Prime Minister Howard, that is a lethal cocktail for so many farms and so many rural communities in Australia, and you have failed to act on it. In fact, you have made it worse by mismanagement of this nation, because good management comes from using the knowledge available to ensure you make the future better, not worse.
But the Prime Minister has patently failed and now we have what Senator Heffernan calls ‘this bloody drought’. With those three words, he sums up the anguish of the minority in government that recognises that inaction is now leading to enormous damage—to families, to farmlands, to the economy and to this nation’s future. Senator Heffernan said rather weakly, ‘We’ve had enough inquiries.’ If that is the case, where is the action plan? Where is the informed program by this government to meet the desperate need of people suffering this one-in-1,000-year drought, as it is being called, which everybody must fear, with climate change, is about to become normal? That is the prediction. It has been predicted for years that what was once a one-in-100-year drought is going to become commonplace and what was a one-in-1,000-year drought will come more often. And it is not just drought but also hailstorms, cyclones and other weather changes right across the field that are going to have an impact on the security of Australians into the future.

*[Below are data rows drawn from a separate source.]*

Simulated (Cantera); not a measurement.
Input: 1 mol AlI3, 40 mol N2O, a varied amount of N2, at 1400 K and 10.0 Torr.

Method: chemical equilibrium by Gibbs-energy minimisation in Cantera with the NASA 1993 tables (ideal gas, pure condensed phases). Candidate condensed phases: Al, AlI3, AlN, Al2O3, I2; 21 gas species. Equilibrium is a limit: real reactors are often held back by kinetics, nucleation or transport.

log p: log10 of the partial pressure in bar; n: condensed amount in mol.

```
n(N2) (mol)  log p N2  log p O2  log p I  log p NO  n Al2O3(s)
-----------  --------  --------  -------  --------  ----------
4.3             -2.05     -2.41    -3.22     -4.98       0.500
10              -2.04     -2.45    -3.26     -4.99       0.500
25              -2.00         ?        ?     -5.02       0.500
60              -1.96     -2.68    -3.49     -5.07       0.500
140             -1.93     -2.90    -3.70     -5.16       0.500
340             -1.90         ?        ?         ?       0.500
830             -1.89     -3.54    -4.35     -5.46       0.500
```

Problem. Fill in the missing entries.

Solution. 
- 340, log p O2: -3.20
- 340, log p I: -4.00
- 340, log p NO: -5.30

Senator Heffernan says that water has been catastrophically mismanaged by the states. This government, under the Constitution—with, for example, its corporations power—has long held the ability to prevent catastrophic mismanagement. But it has failed to do so. Now we have a mixed-up, muddled, inadequate Prime Minister who says, ‘We will have water trading—that’ll fix it; let’s have it across borders,’ and a parliamentary secretary for water, Mr Malcolm Turnbull, who says, ‘Let’s privatise it; that’ll fix it.’ Anybody who has read economics, and has in particular looked at, for example, the privatisation of Victoria’s transport systems and its outcomes, will recognise that good management is required, but so often privatisation, which insists on a profit on top of good management, simply leads to more expensive management, which is not necessarily good and can sometimes be quite harmful.
The same Prime Minister says, ‘I’m still not in the camp of those who are more worried about climate change, but I’ll have water trading,’ in this last, late, desperate stage because it sounds good and it might be an elixir—it is not; good management is—but he will not have carbon trading. He says, ‘I’ll let those people polluting the atmosphere do so for free,’ because he supports, as he said yesterday, dirty coal as the primary means of burning fossil fuels to produce electricity in this country, when we have to change from that. The whole wisdom of the world says we must switch from that course, and our Prime Minister says, ‘I’m right behind the old formula, and if there’s a backup it’s nuclear.’ In this sunny country, he repeatedly gets it wrong, saying that solar power cannot be the answer; renewable energy cannot be the answer. And he does not understand energy efficiency, which is linked to the fastest, biggest alternative source for energy production that this country has. The Prime Minister does not want carbon trading. Well, he is going to have to have it or he is going to have to place a carbon tax on those who pollute, because, with climate change, that is generating much worse problems for our farms, our towns and our huge urban cities. And these problems will be experienced by our children, who will look back aghast at the delinquency of the Howard government’s period in office.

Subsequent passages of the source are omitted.